Just inside the Raymond Building across the street at the McGill University Macdonald campus is a reminder of the cost of war. There stands a memorial to the war dead, some of whom are students from the old Macdonald College, who served in both World Wars. It drives home the horrors and he says, by teaching kids about war, they also learn that it’s not the answer.
“Hopefully, when they are the leaders of tomorrow, they won’t make those kinds of decisions and they will try to find the avenues of peace that mankind so far has not been able to achieve,” he tells Global News.
Some students were moved by the experience. Eleven-year-old Zack Lacoste, a Grade 6 student at Edgewater who was the first to plant one of the hundreds of small flags, says he’s grateful for the sacrifice of soldiers who never returned home.
“I feel sorry for all the families who lost someone that they loved in a war,” he says.
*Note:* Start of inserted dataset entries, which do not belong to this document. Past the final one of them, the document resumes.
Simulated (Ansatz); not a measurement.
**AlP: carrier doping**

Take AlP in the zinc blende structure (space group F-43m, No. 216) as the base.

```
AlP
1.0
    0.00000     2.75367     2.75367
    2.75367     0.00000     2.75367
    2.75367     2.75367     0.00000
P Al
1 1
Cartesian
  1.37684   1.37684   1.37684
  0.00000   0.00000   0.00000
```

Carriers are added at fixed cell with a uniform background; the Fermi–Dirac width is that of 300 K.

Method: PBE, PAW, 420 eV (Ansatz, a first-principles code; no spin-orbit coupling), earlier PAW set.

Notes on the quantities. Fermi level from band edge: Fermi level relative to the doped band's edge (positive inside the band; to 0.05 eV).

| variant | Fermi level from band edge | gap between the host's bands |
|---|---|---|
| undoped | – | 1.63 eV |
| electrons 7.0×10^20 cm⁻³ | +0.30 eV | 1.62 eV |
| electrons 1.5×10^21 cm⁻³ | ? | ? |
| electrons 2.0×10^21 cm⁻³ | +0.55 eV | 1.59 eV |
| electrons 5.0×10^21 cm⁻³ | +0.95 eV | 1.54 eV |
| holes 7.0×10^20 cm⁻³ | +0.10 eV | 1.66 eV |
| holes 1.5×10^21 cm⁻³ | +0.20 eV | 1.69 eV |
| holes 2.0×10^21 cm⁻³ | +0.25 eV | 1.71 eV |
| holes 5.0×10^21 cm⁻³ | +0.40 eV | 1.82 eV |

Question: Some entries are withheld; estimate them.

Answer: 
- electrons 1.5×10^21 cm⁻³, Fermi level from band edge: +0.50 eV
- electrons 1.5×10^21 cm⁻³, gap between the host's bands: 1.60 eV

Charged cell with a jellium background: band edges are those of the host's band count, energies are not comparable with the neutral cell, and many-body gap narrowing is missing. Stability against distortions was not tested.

READ MORE: Montreal students make poppies to honour war veterans
Others say they worry they might end up going to war.
“I’m really scared about that,” says Lacoste’s classmate, 11-year-old Miranda Lyn. “It gives me anxiety when I think about that in the future, because I don’t know if World War 3 is gonna happen.”
Halpin says he cries sometimes when he watches the students at the ceremonies. He hopes eventually there’ll be less need for ceremonies like this.